Stephen Hrones for the defendant.
William H. Kettlewell, Assistant District Attorney, for the Commonwealth.
1. Jury instructions. In the course of instructing the jury on murder -- the defendant was convicted of second degree murder -- the judge defined "malice aforethought" by describing it as a "frame of mind which includes not only anger, hatred and revenge, but also every other unlawful and unjustifiable motive. It is an intent to inflict injury without legal justification." Defense counsel at trial found no fault with the instruction on the two occasions when he had an opportunity so to do: the first time after the primary charge to the jury; and the second time after the judge gave supplementary instructions in response to questions put by the jury during their deliberations. New counsel argues on appeal that the charge was defective in so far as it failed to require that the intent must be to inflict "grievous" bodily harm. See, e.g., Commonwealth v. Huot, 380 Mass. 403 , 408 (1980). We need not consider the point because it was not raised below. Commonwealth v. Cola, 18 Mass. App. Ct. 598 , 604 (1984). There is no substantial risk of a miscarriage of justice. See Commonwealth v. Freeman, 352 Mass. 556 , 564 (1967). In the circumstances -- the defendant had burst into the room where the victim was sleeping and plunged a knife into his heart -- placement of the adjective "grievous" before the word "injury" could scarcely have altered the jury's view of the case. Moreover the definition which the judge gave of malice in relation to second degree murder was almost precisely as given in Commonwealth v. Casale, 381 Mass. 167 , 171-172 (1980) ("Murder in the second degree is an unlawful killing with malice aforethought; malice includes any intent to inflict injury on another without legal excuse or palliation").

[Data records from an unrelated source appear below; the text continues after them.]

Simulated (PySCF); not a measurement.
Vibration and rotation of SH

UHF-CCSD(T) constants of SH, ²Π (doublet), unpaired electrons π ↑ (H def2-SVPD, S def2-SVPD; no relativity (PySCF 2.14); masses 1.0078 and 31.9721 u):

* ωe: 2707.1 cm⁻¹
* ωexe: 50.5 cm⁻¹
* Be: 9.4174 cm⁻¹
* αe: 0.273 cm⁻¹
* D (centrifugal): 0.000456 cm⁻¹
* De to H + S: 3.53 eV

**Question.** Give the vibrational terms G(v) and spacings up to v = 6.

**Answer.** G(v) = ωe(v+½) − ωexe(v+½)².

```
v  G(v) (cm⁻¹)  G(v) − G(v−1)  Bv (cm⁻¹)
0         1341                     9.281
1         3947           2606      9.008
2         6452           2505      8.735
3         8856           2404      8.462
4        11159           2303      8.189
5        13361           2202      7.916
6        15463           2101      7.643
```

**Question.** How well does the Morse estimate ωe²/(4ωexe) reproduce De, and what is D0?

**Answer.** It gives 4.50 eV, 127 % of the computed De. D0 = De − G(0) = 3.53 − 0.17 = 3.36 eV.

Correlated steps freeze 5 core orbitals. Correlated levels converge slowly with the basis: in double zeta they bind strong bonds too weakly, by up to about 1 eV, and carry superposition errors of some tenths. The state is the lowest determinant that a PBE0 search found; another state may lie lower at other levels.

The defendant also argues for the first time on appeal that the judge erred, when instructing the jury on self-defense, by telling them that they were to consider the opportunity the defendant had to escape from the encounter. That aspect of the charge, the defendant argues, failed to take into account the so-called "castle law," G. L. c. 278, Section 8A, inserted by St. 1981, c. 696. Again, we need not consider a point not raised below. Again, there is no substantial risk of miscarriage of justice for the reason, if no other, that the attack on the victim took place in a room sublet to the young woman with whom the victim was keeping company. That room, which the defendant forcefully invaded (he broke the door down) rather than vice versa, was not the defendant's "dwelling."
2. Prosecutor's closing argument. Fairly read, the prosecutor's comments about the credibility of certain witnesses were proper argument about how the jury ought to assess the testimony of those witnesses, not a statement of the prosecutor's opinion. Significantly, nothing the prosecutor said provoked any protest from defense counsel at trial. See and compare Commonwealth v. Bourgeois, 391 Mass. 869 , 878-879 (1984).